Asynchronous inference severely degrades the performance of vision-language-action (VLA) policies due to state misalignment. This work proposes an offline post-training method that, for the first time, converts inference latency into an unsupervised preference signal: by constructing counterfactual action pairs and scoring them via flow-matching likelihood ratios, the policy is fine-tuned without human annotations, reward models, or online interaction. The approach substantially enhances VLA robustness under high-latency conditions (5–7 steps), improving success rates by 6.4% in simulation and by 4.6% when transferred to real-world scale VLAs, with consistent gains demonstrated across two physical robot tasks.

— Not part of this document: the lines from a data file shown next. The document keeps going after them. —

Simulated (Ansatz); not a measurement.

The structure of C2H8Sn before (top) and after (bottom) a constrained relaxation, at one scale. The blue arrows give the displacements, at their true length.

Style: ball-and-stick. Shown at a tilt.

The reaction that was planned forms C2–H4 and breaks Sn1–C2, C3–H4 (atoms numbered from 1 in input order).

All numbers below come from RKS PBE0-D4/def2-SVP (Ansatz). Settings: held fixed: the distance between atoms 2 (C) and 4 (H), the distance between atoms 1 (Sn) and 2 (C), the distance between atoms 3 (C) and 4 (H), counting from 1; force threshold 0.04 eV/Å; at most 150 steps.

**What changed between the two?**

Vision-Language-Action (VLA) policies are typically deployed with asynchronous inference: the robot executes a previously predicted action chunk while the model computes the next one. This creates a prediction-execution misalignment: the chunk is conditioned on the observation taken before inference began, but executes in a physical state that has already drifted forward by several control steps; naive asynchronous rollover collapses from 89% to under 1% on Kinetix as the inference cycle covers up to seven control steps. We introduce DEFLECT, a fully offline post-training refinement that applies as a near drop-in upgrade to existing async-VLA stacks by converting latency itself into a label-free preference signal: counterfactual fresh/stale action pairs are constructed from a frozen reference policy and scored under the deployment-time conditioning via an implicit flow-matching likelihood-ratio surrogate, with no human labels, reward models, or online rollouts. DEFLECT substantially extends the usable delay envelope of async VLA control, with +6.4 success-rate gain in the high-latency regime (5-7 control steps), +4.6 when transferred to a real-scale VLA at the longest delay, and consistent improvements on two real-robot tasks (a bimanual conveyor pick-and-place and a reactive whack-a-mole).